Contextual clothing for naked transparency

The other day I listened to a Spark (CBC Radio) interview with Larry Lessig about his New Republic essay Against Transparency, which begins:

We are not thinking critically enough about where and when transparency works, and where and when it may lead to confusion, or to worse. And I fear that the inevitable success of this movement–if pursued alone, without any sensitivity to the full complexity of the idea of perfect openness–will inspire not reform, but disgust. The “naked transparency movement,” as I will call it here, is not going to inspire change. It will simply push any faith in our political system over the cliff.

The essay was published in October 2009. In this interview from November, Prof. Lessig reflected on the reactions that it provoked. Although the delicious and bitly feedback now suggests that most people understood the essay to be a thoughtfully nuanced critique, there were evidently some early responders who read it as a retreat from openness and an assault on the Internet.

I’m glad I missed the essay when it first appeared. Reading it along with a cloud of feedback from readers and from the author amplifies one of the key points: We don’t really want naked transparency, we want transparency clothed in context.

The Net can be an engine for context assembly, a wonderful phrase I picked up years ago from Jack Ozzie and echoed in several essays. But it can also be a context destroyer.

In the interview, Lessig notes one example of context destruction. The article, which most people will read online, spans eleven pages, each of which wraps its nugget of “content” in layers of distraction. Some early negative comments, Lessig says, came from people who had clearly not read to the end.

Our increasingly compressed and fragmented attention can also be a context destroyer:

What about when the claims are neither true nor false? Or worse, when the claims actually require more than the 140 characters in a tweet?

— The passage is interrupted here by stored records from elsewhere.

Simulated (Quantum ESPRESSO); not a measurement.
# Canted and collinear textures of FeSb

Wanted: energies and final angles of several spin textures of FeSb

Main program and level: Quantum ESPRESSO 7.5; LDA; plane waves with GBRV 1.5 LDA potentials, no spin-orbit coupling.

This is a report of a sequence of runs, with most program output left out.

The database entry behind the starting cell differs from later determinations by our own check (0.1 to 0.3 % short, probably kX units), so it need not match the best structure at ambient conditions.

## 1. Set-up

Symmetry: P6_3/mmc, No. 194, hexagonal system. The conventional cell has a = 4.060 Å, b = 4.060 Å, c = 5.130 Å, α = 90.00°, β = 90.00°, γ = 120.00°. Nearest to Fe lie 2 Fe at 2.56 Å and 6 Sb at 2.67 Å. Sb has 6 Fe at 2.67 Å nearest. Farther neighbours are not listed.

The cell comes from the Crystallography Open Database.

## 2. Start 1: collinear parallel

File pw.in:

This is the problem of attention-span. To understand something–an essay, an argument, a proof of innocence– requires a certain amount of attention. But on many issues, the average, or even rational, amount of attention given to understand many of these correlations, and their defamatory implications, is almost always less than the amount of time required. The result is a systemic misunderstanding–at least if the story is reported in a context, or in a manner, that does not neutralize such misunderstanding. The listing and correlating of data hardly qualifies as such a context. Understanding how and why some stories will be understood, or not understood, provides the key to grasping what is wrong with the tyranny of transparency.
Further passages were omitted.